Despite the term ultrafast being used to describe laser micromachining processes by ultra-short pulse durations, it is commonly accepted that these processes are frequently time consuming. In this work, we have processed a heat sensitive piezoelectric ceramic material, lead zirconate titanate (PZT). PZT is an ideal material for constructing high-frequency (high-resolution) ultrasound probes which require patterned features at micron level accuracy. These can be used to develop and enhance novel endoscopy-driven surgical procedures by providing real-time ultrasound imaging.

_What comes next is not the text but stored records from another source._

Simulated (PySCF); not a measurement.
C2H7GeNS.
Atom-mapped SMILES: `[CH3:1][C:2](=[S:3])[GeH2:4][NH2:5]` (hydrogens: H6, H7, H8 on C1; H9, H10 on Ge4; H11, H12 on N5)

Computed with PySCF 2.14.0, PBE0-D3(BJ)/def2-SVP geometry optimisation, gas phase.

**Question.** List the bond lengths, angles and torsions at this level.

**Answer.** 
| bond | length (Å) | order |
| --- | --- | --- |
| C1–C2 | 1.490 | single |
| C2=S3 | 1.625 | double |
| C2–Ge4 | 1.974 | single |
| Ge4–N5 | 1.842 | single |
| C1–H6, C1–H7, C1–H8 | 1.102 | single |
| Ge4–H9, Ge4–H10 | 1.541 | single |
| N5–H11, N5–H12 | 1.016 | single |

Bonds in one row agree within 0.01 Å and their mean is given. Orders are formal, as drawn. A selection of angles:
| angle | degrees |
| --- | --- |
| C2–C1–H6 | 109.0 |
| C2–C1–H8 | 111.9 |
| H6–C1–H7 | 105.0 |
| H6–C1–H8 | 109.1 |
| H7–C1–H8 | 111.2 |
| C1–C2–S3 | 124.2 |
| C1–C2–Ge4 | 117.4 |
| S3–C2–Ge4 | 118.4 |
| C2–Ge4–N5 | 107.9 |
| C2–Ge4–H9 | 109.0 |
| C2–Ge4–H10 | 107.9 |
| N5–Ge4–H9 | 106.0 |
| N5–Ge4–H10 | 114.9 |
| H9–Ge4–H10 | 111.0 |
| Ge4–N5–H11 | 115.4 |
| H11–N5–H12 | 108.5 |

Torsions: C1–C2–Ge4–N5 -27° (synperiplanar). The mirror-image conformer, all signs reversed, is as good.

PZT is challenging to mechanically process at fine spatial scales and will lose its piezoelectric properties when heated up to temperatures as low as 200 $^\circ$C. We have selected a UV picosecond tool to develop single beam methods aimed at structuring PZT arrays while reducing thermal impact to the material. In addition, we have exceeded quite demanding absolute positional tolerances of ± 1 µm. Next, we have developed novel multibeam laser parallel processing strategies to demonstrate up-scaled speeds of up to 7x our single beam benchmark. This has been accomplished by taking advantage of custom-made diffractive optic splitters (DOEs). Further, implementing a combination of rotating and retractable stages incorporating 1” DOEs allowed overcoming many of the engineering challenges we faced when attempting to accommodate different designs of the PZT arrays (see figure 1 below). A demonstrator has been built and used to show high resolution images of human tissue, including capillary sized blood vessels.